The World

Russia and Japan May Finally Stop Fighting World War II

Japanese Prime Minister Shinzo Abe speaks in front of a map of islands known as the Northern Territories in Japan and the Southern Kurils in Russia, on Feb. 7, 2007, in Tokyo.

Photo by Junko Kimura/Getty Images

Obviously, many of the ongoing territorial disputes in East Asia are holdovers from the Second World War, but in one corner of the region, the war technically never ended.

Reuters reports that President Vladimir Putin of Russia has accepted an invitation to visit Japan and that the two countries will restart talks on finally signing a peace treaty ending the hostilities of World War II.

As you might have guessed, the reason the two countries never formally declared peace has to do with an island dispute: the chain northeast of Hokkaido that Russia refers to as the Southern Kurils and Japan calls the Northern Territories. The islands were seized by the Soviet Union just a few days before Japan surrendered in 1945, and Russia maintains control of them.

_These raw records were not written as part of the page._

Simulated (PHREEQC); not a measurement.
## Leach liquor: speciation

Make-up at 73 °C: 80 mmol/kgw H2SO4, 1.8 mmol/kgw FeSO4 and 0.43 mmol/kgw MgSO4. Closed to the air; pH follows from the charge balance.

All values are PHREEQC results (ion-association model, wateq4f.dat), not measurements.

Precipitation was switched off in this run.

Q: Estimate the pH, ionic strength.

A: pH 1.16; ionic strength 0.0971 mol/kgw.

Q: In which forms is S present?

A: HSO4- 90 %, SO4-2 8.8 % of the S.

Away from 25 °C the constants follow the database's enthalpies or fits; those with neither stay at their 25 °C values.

The two governments have held intermittent talks on the issue over the years, but there have also been flare-ups in tension, particularly visits to the islands by Dmitry Medvedev as president in 2010 and as prime minister in 2012. Russia announced it was boosting military defenses on the islands in 2011.

Of course, this isn’t the only mid-20th-century conflict still on ice in the region. The Korean War never technically ended either.